Finding treasure in the U.K....................

Definition of treasure..

http://finds.org.uk/treasure/advice/summary


Treasure act..

http://finds.org.uk/treasure/


----------



## SifuPhil

This is probably the only time you'll hear me say this, but boy, am I glad I live in the U.S.! 

Although, I guess I can understand at least a bit of the intent of the Act, being they address finds over 300 years old - we haven't even reached that point yet, so perhaps we might do the same thing at that time.

And "wreck is not treasure"? Of COURSE not - it's BOOTY! irate: We have maritime salvage laws here as well, and although I'm not too familiar with them anymore they can lay claim to whatever salvage you find unless you jump through a lot of legal hoops.


----------



## Happyflowerlady

If I found a treasure' and could keep it , I would do that, but if it were something that needed to be returned to someone,  or should be a national treasure, or something like that, then I would do the right thing and turn it in. 
But if I just found some silver dollars, or paper money, I would probably sell it bit by bit, and enjoy it, share it with my kids.
This  is one of those things that you have to really think over and see what  should be done, and do what is the right thing to do.


----------



## Ozarkgal

This was a pretty amazing story in that an employee of the scrap yard took the time to find the refrigerator the husband junked with their life saving in it, and try to get the money back to the owners.  Touching to know that there are some really honest people left in the world.
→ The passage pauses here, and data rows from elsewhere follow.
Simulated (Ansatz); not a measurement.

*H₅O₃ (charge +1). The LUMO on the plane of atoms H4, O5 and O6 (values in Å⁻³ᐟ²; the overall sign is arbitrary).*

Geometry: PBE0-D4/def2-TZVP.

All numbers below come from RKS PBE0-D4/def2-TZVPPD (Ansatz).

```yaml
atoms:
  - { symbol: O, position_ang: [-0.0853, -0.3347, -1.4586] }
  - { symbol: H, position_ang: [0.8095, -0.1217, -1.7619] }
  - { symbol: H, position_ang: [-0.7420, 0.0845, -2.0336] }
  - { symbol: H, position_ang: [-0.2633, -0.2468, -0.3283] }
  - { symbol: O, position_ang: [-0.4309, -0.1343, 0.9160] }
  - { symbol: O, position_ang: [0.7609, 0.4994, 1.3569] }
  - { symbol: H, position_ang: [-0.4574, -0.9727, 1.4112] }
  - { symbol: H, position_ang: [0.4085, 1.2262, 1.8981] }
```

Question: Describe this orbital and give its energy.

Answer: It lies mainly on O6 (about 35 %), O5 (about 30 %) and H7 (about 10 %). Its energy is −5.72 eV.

http://newyork.cbslocal.com/2013/07/20/scrap-yard-workers-in-queens-search-for-couple-who-accidently-trashed-life-savings/


----------



## Old Hipster

Keep it and my mouth shut.
 Unless it belonged to somebody else and I knew it, or if it seemed to be somebody's life saving in a fridge, I'd try to track down the owner. But if a bag of money fell off an armoured truck...finder keepers. Or if I dug something up someplace I am sure I'd keep it then too.


----------



## Ozarkgal

*Customer forgets cash-filled backpack at Mac's*

http://www.upi.com/Odd_News/2013/08...h-filled-backpack-at-Macs/UPI-43901376157103/

Thank goodness for this man the envelope was found by the right people..don't know if I would be one of those people.


----------



## TICA

I'd return it without even thinking about it.  If I didn't, I wouldn't be able to sleep at night.   I picked up a 20 off the floor of the local gas station last week and although nobody knew who it belonged to, I gave it to the cashier to hold in case anyone came back for it.  Chances are that cashier kept it, but at least it wasn't on my mind.  I'm content to work for my money.  However, if I found a 20 on a vacant beach with no one around that it could belong to, then I'd have to keep it because there wouldn't be anyone to return it to.

I do buy lotto tickets when the take gets big and if I won that - ALL MINE!!!!


----------



## That Guy

Cool sand sculpture.


----------



## Rainee

I think if I had found coins like that I`d hand them in as history is priceless .. as Sea breeze answered I`d do the same..


----------